Hatchet Job

I first made the acquaintance of Helen Jewett almost exactly 135 years after her murder.

Bennett

Introductions were arranged at a classroom in Kedzie Hall at Kansas State University, during a course on the history of American journalism.  The instructor, a spirited young professor named Carol, who would later take the helm of the department, was a completely-smitten admirer of James Gordon Bennett,Sr., editor and publisher of the New York Herald.  Bennett, a cross-eyed editor, according to Carol (She suspected that all 19th-century newspaper editors were cross-eyed, and backed up her hypothesis with a slide show), was an innovator whose Herald is sometimes recognized today as the prototype of a modern newspaper.  The story that propelled the Herald ahead of other Penny Press titles vying for the pennies of New York readers in 1836, was the murder of Helen Jewett.

Before Bennett’s Herald, newspaper coverage of the death of a Manhattan prostitute was sometimes limited to a rousing page-one limerick, full of double entendre.  James Gordon Bennett sensed that there was something out of the ordinary about this case, and that it called for extraordinary treatment.  While his competitors might fabricate whatever details they believed the public wanted to read, standard practice for the time, the Herald editor took the unprecedented step of visiting the crime scene in person late in the afternoon after Helen Jewett was killed in her bed by three blows from a hatchet, and the bed clothes were set on fire.  Bennett poked about the room, had a look at the victim’s decor, her small collection of books and her fine wardrobe, apparently spoke with a witness, and published the interview.  Such a thing had never been done before.

Helen Jewett

Born Dorcas Doyen at Temple, Maine, the young woman who called herself Helen Jewett was reared in the household of a Maine Supreme Court judge, whose private library may have allowed the girl to cultivate a taste for literature, although she also attended common school, where she was reported to be a quick study.  Contemporary moralists speculated that it was her passion for novels that led to her ruin, and pointed to her unfortunate example when urging other young women not to read them.  The April day when she was killed, Jewett was only twenty-two, admired as a great beauty with expensive tastes in clothes, and a fiercely independent spirit.  She was intelligent, well-read, and, it turns out, a shrewd manipulator of her clients. 

How Dorcas Doyen became Helen Jewett, and how she came to be killed by one of the young men who paid to sleep with her, is the subject of “The Murder of Helen Jewett” by Patricia Cline Cohen, published in 1998.  I was unaware of the book before running across an old C-Span video of Ms. Cohen giving a talk about her book, but when I realized that she was speaking about a young woman with whom I already shared a past, I knew I had to get a copy.

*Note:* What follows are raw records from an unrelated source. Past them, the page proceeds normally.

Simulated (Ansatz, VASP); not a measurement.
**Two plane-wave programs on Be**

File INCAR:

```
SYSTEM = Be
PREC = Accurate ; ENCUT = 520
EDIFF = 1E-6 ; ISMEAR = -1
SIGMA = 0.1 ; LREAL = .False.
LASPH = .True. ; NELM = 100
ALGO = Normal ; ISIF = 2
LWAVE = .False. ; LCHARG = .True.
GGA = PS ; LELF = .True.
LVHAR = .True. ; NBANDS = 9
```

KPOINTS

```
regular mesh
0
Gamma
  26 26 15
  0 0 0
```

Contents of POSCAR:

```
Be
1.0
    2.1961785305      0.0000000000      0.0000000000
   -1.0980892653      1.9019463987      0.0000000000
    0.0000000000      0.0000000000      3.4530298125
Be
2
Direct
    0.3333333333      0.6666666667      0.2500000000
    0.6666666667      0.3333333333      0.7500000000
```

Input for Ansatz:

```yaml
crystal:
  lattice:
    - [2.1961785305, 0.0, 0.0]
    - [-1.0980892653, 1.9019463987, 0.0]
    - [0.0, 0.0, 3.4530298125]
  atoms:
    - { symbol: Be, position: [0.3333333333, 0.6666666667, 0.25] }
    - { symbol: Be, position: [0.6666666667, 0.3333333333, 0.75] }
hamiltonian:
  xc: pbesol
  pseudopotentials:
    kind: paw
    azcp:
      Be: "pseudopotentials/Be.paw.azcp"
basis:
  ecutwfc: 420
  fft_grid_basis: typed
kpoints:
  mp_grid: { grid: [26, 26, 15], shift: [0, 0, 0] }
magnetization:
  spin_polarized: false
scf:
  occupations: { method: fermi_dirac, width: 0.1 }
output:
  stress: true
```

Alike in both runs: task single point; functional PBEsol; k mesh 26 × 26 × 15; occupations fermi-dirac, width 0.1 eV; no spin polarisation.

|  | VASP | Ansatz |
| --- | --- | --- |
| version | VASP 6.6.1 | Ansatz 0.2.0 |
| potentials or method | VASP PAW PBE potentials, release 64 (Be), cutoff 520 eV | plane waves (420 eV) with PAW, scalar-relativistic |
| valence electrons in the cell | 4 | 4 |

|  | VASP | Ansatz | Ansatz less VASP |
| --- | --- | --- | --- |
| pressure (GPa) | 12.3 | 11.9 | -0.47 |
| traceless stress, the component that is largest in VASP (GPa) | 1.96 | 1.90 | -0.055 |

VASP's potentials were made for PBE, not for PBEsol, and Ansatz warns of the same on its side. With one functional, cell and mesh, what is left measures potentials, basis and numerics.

The light which Patricia Cline Cohen’s book sheds on journalism, jurisprudence, and everyday life in New York in the 1830’s is fascinating.  The trial of the accused murderer, a man in his late teens, reminded Ms. Cohen of another murder trial, one that kept America transfixed at the very moment she was researching and writing her book.  In both cases, even though the killers had left behind damning evidence, their trials resulted in acquittal.  The presiding judge in 1836 gave what amounted to a directed verdict, instructing jurors that they must give less credence to the testimony of persons of low character, by which he meant most of the witnesses in the case, residents of the house kept by Rosina Townsend, versus anything said by a solid citizen.  For anyone reading her book today, Ms. Cohen also unknowingly points us toward a crime that had not yet happened when she wrote it, when she mentions that the high-class Manhattan brothel where Helen Jewett plied her trade before being bludgeoned with a hatchet, was, in 1998, part of the grounds of the World Trade Center.    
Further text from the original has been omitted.